[mythtvnz] DVB-T signal strength and CPU usage
Stephen Worthington
stephen_agent at jsw.gen.nz
Mon Aug 18 00:39:09 BST 2008
On Mon, 18 Aug 2008 10:58:45 +1200, you wrote:
>I got Freeview HD going on my myth box last night, it has an dual core
>3600+ AMD processor.
>There are times where the video is shudder free and others where it
>seems to struggle. Most of the time the CPU is sitting at 103% usage.
>
>What is a acceptable signal strength? I have 22% and 4 ish db which
>seems very low.
Yes, that would be way low on either of my tuners. But the numbers
seem to vary from tuner to tuner so it is not always clear what are
good or bad numbers. Also, where are you? The lowest frequency UHF
channels are normally the ones with the best signal, and from Wharite
that is the TVNZ multiplex, which I can pick up with the tiny portable
antenna that came with my HVR-900. But getting the TV3 or Kordia
multiplexes requires using the main external antenna on the roof.
>I have only had success watching the TVNZ multiplexes, no luck with TV3,
>C4 etc. They are detected but no lock.
>
>Also are there low cost NVidia based graphics cards that people know of
>that have a SPDIF input for injection into the HDMI cable?

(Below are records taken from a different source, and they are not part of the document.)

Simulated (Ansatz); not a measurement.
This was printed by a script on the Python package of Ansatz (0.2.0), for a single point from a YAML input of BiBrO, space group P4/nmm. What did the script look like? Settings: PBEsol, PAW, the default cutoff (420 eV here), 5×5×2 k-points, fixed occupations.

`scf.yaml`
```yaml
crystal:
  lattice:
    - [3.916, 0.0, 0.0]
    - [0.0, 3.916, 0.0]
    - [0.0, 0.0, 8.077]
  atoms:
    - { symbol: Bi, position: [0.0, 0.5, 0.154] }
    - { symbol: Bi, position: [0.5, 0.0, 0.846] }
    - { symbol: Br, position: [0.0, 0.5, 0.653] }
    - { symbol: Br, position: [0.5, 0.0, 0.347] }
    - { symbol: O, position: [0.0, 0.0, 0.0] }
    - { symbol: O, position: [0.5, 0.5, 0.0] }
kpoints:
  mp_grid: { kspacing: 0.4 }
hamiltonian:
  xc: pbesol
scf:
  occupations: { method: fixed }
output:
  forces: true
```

>I have a 8600GT card in another PC that has it, but I'm hoping not to
>spend as much as that cost...
>
>Thank you Paul and others for the huge amount of work you have put in,
>it's much appreciated! :-)
At present, there is no hardware acceleration of H.264 in the Linux
Nvidia drivers, so an 8600GT is not going to help with playback. Under
Vista, I can play back on my 8600M GT with only 10-15% CPU usage, but
under Linux it is all done in the main CPU. So, from the reports I
have seen so far, a 3600+ AMD is not quite sufficient to do HD
playback. It might work for TVNZ (720p), but is almost certain not to
work for TV3 (1080i). And you need some processor left over to record
things at the same time as you are playing a file.